Seeking justice

Law professor delves into wrongful convictions with popular podcast

Colin Miller is on a mission.

Miller, a law professor, is a host of the popular podcast “Undisclosed,” which delves into what its producers believe to be wrongful convictions. The podcast spawned from the well-known case of Adnan Syed, the subject of Sarah Koenig’s successful “Serial” series.

“Serial” documents the case of Syed, granted a new trial this past fall after being convicted of the murder of his ex-girlfriend in 2000. Miller and fellow lawyers and podcast contributors Susan Simpson and Rabia Chaudry had blogged about the case extensively, but wanted to reach a wider audience.

“Rabia was giving talks around the country about some of what we’d been reporting on our blogs, and while most of the audience had listened to ‘Serial,’ not as many had read the blogs,” Miller says. “So the idea was, let’s go ahead and turn that into a podcast to reach a wider audience.

“It’s a good opportunity for people to hear about these cases and shine a light on injustice.”

“Undisclosed” has also examined the cases of Joey Watkins, a Georgia man convicted of murder in 2001, and Jamar Huggins, an Horry County, S.C., man found guilty of burglary, kidnapping and armed robbery in 2014. A new episode scrutinizing the death of Baltimore man Freddie Gray has recently joined the rotation.

The goal is to educate the public and hopefully to get justice for some of these people who have been wrongfully convicted.

Colin Miller

In all the podcast cases, there are questions surrounding those convictions, from allegations of withheld evidence to judicial misconduct. Miller often writes and narrates the episodes, which are sometimes an hour or more in length, and splices in bits of audio from the case files as well as scene-setting music.

“Undisclosed” has gotten slightly more than 163 million hits since it launched in April 2015.

“I always love it when I’m able to reach people about the law and educate them,” Miller says. “That was the goal with the blog, and the podcast was an interesting new medium to educate the public.

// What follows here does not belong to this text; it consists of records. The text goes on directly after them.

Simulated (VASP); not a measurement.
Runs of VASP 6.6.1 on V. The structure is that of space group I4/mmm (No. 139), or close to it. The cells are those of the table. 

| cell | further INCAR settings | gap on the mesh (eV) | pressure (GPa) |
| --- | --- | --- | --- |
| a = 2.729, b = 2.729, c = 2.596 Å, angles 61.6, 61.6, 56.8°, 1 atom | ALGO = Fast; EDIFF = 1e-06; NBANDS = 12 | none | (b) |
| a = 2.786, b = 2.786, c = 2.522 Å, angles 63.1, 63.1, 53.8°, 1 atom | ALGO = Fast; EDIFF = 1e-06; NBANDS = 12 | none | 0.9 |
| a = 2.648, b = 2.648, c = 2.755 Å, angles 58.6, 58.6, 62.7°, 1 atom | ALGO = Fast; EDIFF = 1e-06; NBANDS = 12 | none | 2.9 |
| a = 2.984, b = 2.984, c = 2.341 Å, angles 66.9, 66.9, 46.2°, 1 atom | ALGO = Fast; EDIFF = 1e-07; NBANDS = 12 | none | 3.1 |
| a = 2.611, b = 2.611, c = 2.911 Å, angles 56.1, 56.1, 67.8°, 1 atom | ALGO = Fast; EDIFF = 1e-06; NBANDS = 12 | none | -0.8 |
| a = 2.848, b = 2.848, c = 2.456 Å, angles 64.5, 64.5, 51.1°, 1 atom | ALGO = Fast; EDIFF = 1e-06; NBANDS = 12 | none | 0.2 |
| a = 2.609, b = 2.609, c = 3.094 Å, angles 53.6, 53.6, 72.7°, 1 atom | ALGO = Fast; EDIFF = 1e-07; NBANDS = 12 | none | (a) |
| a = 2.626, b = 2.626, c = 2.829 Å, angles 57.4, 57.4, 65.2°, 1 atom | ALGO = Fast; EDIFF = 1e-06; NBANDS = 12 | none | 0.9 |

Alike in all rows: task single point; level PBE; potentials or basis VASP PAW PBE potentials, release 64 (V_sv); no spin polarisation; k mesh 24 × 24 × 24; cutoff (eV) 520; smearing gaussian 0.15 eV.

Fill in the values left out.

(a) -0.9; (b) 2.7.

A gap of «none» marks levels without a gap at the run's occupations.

“It’s much more accessible than having to go and read through a 1,000-word blog post. You can include audio clips from the case, have some music transitions, and make it more entertaining than just reading some dry prose.”

Cases come to the attention of “Undisclosed” in various ways. After the first season, the producers put out a call, and a response from the Georgia Innocence Project led them to the Watkins. That organization has filed a request for a new trial in January for Watkins, alleging the state withheld evidence and a juror acted inappropriately.

In Huggins’ case, news articles piqued the podcast’s interest, Miller says.   

“We have many more requests than we can do,” Miller says. “It’s always just a question of reviewing whatever has been sent to us and maybe asking for additional documents. We want to ensure that a case we’re doing is truly a wrongful conviction, and something that the listeners would find interesting. It’s also helpful to us if there’s some good audio that we can use. Buy-in from the family, the defendant and the attorney is huge.”

Talking with family members about such intense subject matter can get emotional, Miller says. The best moment of his podcasting career so far, he says, came when Syed was granted a new trial.

“The goal is to educate the public and hopefully to get justice for some of these people who have been wrongfully convicted,” he says. “It takes some time getting there, but once you’ve done all the research and you’ve dug into it, you can see whether justice has been done or not.”